What a freaking nightmare.
You know the plot about something of value causing nothing but misery? Well, I have now experienced it.
Let’s start at the beginning.
I was one of the few Giants season ticket holders to be offered Super Bowl tickets. My immediate reaction was to refuse the tickets and remain safely at home to watch the game.
There were two problems with this reaction. The first is that it is difficult to have something of value without trying to get some advantage out of it. I suspect that’s simple human nature. The second problem was that everyone else was of the opinion I should go.
I looked around at Super Bowl travel packages. They ran around $5,000 per person not including the $900 ticket price. That means, for two, we’re talking about $12,000. That was not going to happen.
So if you don’t go, everyone says sell them. The problem with this is, unless you know someone to sell them to, putting them up for sale involves a bit of a process. A process that can’t begin until you have the tickets in hand and I wouldn’t have them in hand for almost a week. That leaves a fairly short window in which the tickets can sell. The reality is you risk $1,800 to make about $2,000 which is clearly just not worth the grief.
That leaves one with refuse the tickets or go.

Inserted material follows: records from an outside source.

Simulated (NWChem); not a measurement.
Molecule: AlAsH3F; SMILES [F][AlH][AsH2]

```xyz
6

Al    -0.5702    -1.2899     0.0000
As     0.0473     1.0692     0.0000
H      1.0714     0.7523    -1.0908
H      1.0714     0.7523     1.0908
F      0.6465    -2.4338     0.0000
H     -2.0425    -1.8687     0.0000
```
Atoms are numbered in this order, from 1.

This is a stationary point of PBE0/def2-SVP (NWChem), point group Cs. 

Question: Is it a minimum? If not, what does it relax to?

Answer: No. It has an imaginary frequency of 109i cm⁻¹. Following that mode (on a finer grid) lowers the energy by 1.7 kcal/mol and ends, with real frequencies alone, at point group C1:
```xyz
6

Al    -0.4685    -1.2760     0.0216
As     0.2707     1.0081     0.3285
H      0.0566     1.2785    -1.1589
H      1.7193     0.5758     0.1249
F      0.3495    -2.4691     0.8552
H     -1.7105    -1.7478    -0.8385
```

Then there is the question of who goes with you? There is no good way to resolve that question. My resolution was actually the result of a misunderstanding on my part. But, once it was in place, I stuck with it. That disappointed someone else that I didn’t mean to disappoint, but it is what it is. No matter what I did, someone would have been disappointed.
So now I’m apparently on my way to Indianapolis. Or at least I have an $1,800 cashier’s check that I’m shortly going to take to MetLife stadium in an attempt to retrieve the two tickets. I also have something of a Rube Goldberg set of travel reservations that are going to run me around $1,700 dollars.
It’s going to be, on Saturday, fly from Newark to Chicago to Louisville. In Louisville, pick up Hertz car and drive to Seymour Indiana. Stay overnight in Seymour and then, on Sunday, drive about an hour to Indianapolis. Find stadium, find place to park, go to stadium, watch game, find way back to car and drive back to Seymour. Finally, on Monday, reverse the flights going from Louisville to Chicago to Newark.
With my luck the Giants will completely lay an egg and Monday’s paper will read something like “Worst Super Bowl in the History of the Game.” Watch Brady throw seven touchdown passes so I can be thoroughly miserable the whole trip back wishing I had my $3,500 dollars back.
I was miserable all week because I couldn’t decide what to do and I’m still miserable because I disappointed someone and now, once I get the tickets, assuming that doesn’t go wrong somehow, I have to worry about the safety of the damn things until the game.
I now know how Frodo and Bilbo felt about that stupid ring.
I should have had the courage to stick with my initial reaction. More to follow on this I’m sure.